John Mayer


Gotta say, Charlie, Margo and I are all so happy we moved to a new place, we decided to take a break from having a Morning Piss and be happy for a change! And what better way to celebrate than John Mayer (supposedly) taking leave from the ladies, woo-hoo!

The reason we're so ecstatic about the rather dubious news (Mayer's made this monastic claim before, remember)? Well...

Remember, the very sexually experienced musician has made no secret of his adventurous spirit when it comes to getting down with a guy. After all, having deep-kissed Perez Hilton and talked about wanting to smooch (literally) Harvey Levin's ass shows at least a modicum of thoughts about doing it dude-on-dude style.

But jeez, why only experiment with Hilton and Levin? What's the matter with say, Matt Lantner, for crap's sake? Hello, earth to perpetually horny John?

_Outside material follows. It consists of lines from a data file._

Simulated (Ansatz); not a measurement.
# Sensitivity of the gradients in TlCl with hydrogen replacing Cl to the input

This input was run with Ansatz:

Regardless, the point is now for John to switch to using and abusing the guys, just as he's famously for doing with poor female victims like Jessica Simpson, and a little less so Jennifer Aniston.

Can't wait to hear about in all the rags, starting with this one—we want the first bitchy exclusive, Mayer boy-toy, tell us all about it!

Just like Madonna says, then a guy can experience what if feels like to be a girl—which ain't always pretty.